From Mayor Tishaura O. Jones:
As of yesterday, there are no detainees remaining in the Medium Security Institution, commonly known as the Workhouse. Nearly five years ago, I publicly called for the closure of the Workhouse and argued that there are better ways to invest St. Louis’ precious resources. When the new budget goes into effect on July 1, the Workhouse will be fully defunded; all Workhouse staff and City Justice Center (CJC) staff will have been consolidated; and we will continue to move forward with a new vision for public safety.
But we have much more work to do.
The past six months have revealed systemic problems within the CJC, and we are actively implementing repairs and upgrades that prioritize the health, safety, and wellbeing of both detainees and staff. As this continues over the next six to nine months, the CJC will be operating with reduced capacity. This means that we currently have less flexibility to respond to a population surge than we would under normal circumstances. Taking into account this reality, and the concerns that have been raised in recent weeks, we have decided to temporarily maintain a single auxiliary pod in the rear of the current MSI complex that can be activated in the event of overflow population at the CJC.
It is my hope to keep the population in the auxiliary pod at zero, and to permanently close the pod when CJC repairs have been completed. This will require our continued commitment and a collective effort to divert people from the failed arrest-and-incarcerate model and further reduce the number of people in our custody.
Many people, including those within City government, the Circuit Attorney’s Office, the courts, and various community and advocacy organizations, have worked very hard to reduce our jail population to a level that enables us to take this step of consolidating our detainees into one facility. We will be calling on those same partners now to deepen and expand this effort.
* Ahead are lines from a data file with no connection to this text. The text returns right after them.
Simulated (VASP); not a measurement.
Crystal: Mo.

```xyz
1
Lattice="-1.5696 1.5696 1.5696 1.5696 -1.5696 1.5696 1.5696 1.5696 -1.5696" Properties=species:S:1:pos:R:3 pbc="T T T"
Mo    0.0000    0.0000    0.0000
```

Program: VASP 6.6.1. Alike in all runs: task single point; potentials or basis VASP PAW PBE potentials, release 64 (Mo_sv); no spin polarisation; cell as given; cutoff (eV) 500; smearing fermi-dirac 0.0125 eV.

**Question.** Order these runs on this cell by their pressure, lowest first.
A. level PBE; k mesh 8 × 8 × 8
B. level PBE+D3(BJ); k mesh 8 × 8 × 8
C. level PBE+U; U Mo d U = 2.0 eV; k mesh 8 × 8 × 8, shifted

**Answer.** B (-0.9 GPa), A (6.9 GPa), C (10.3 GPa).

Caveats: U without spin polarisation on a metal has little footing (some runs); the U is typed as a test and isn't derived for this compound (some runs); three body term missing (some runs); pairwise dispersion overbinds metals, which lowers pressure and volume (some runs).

There is a common refrain among those who have opposed closing this outdated facility that “closing a building is not criminal justice reform.” I agree. This permanent reduction in our city’s capacity to incarcerate people whose challenges are better met with support and services is not mere reform; it is a transformation of our city’s approach to public safety. It will require courage, creativity, and a lot of hard work. I am committed to that work.
I congratulate those whose struggle and persistence have brought us to this significant moment, and I am especially excited for the community-driven process that is already underway to reimagine new uses for the space currently occupied by the Workhouse. I look forward to repurposing that space in a way that reflects the needs, desires, and aspirations of our communities.